The Consumer Viewpoint

covering vital phases of manufacturing and selling household devices  
 
by Mildred Maddocks, Director GOOD HOUSEKEEPING INSTITUTE  
Department of Household Engineering

 

 

 

 

It has been Good Housekeeping's privilege to build up, as a source for reader service, many departments that are unique and noteworthy in the extent to which they have gone in measuring consumer needs and consumer viewpoint.

In the following pages are presented some observations made by one of these departments as the result of years of research and investigation in the field of household appliances.

Generally speaking, most man-made devices are man-used. Here is an industry whose products are man-made, but woman-used. It is this fundamental condition that has placed the merchandising and selling problems of the industry absolutely in a class by themselves and has made them of peculiar importance and significance.

It is hoped that the material given herein may be of real service to those whose interest lies in knowing more about one of our most rapidly growing and least understood industries and also to those who would better understand the basic element in all manufacturing and selling.

C. Henry Hathaway

 

 

 

 

FOREWORD

The manufacture of home devices to be used by women in household work is of comparatively recent development, the growth of the industry has been so rapid that many manufacturers are still groping to establish standards that will meet the new and uncertain conditions under which their product must be used.
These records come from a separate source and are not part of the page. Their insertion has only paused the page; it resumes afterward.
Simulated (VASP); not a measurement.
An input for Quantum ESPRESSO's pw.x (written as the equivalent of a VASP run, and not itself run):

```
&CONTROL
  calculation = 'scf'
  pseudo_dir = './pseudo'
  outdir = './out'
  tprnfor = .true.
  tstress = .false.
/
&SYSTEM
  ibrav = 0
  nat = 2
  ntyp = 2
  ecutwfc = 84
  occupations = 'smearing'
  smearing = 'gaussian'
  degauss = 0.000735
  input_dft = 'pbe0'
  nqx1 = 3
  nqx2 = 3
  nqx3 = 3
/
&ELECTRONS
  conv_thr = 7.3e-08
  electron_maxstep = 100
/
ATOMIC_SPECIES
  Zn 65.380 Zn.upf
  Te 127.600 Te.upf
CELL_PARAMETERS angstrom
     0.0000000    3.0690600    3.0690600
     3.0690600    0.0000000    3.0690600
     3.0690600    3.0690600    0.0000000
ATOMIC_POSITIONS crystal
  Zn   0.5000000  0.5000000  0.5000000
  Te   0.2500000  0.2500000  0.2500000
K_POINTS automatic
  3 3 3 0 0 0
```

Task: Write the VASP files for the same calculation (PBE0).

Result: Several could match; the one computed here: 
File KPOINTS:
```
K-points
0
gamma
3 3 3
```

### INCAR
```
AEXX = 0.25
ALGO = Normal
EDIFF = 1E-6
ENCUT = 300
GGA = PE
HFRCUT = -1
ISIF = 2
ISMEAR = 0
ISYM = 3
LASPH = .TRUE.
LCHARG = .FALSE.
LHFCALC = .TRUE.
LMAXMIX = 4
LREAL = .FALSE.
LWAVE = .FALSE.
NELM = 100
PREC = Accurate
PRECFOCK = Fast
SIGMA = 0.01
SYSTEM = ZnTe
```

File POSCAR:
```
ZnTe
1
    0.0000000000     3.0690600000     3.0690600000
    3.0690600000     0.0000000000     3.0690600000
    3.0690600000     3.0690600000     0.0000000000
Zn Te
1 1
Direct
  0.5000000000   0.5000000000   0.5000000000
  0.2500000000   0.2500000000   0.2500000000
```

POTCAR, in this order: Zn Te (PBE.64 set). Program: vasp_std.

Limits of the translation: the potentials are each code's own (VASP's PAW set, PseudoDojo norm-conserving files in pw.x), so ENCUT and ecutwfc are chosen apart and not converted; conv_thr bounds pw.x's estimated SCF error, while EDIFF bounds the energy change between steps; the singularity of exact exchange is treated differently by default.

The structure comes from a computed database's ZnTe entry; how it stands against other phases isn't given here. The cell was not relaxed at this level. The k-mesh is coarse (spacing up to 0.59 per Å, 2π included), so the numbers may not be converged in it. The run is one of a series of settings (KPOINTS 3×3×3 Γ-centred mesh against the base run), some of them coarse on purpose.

Dealers in household equipment as well as manufacturers are still uncertain as to what constitutes the selling value of an article, because it has been impossible to predicate the conditions, the care and skill with which each device would be used after it was marketed. It is comparatively easy for designer and factory manager to guard against known conditions of use. The dishwashing machine for a hotel or restaurant service can be built to perform with satisfactory efficiency. Its operating purposes and costs are known, the skill of its operators is more or less established, and the materials can be so selected to result in a satisfactory life of the machine.

It is a different story when the manufacturer's product is to be used in the typical American home. Household equipment of every type must be made so that it will prove adaptable to different service conditions, with regard to both homes and actual users. An even more important consideration is intermittent use that must be met successfully by all home devices. It is the unusual home in which washing is done more than once or twice a week. The balance of the time the machine must stand idle. And this is true of practically every other type of labor saving device. It represents the most difficult of conditions a factory product has to face.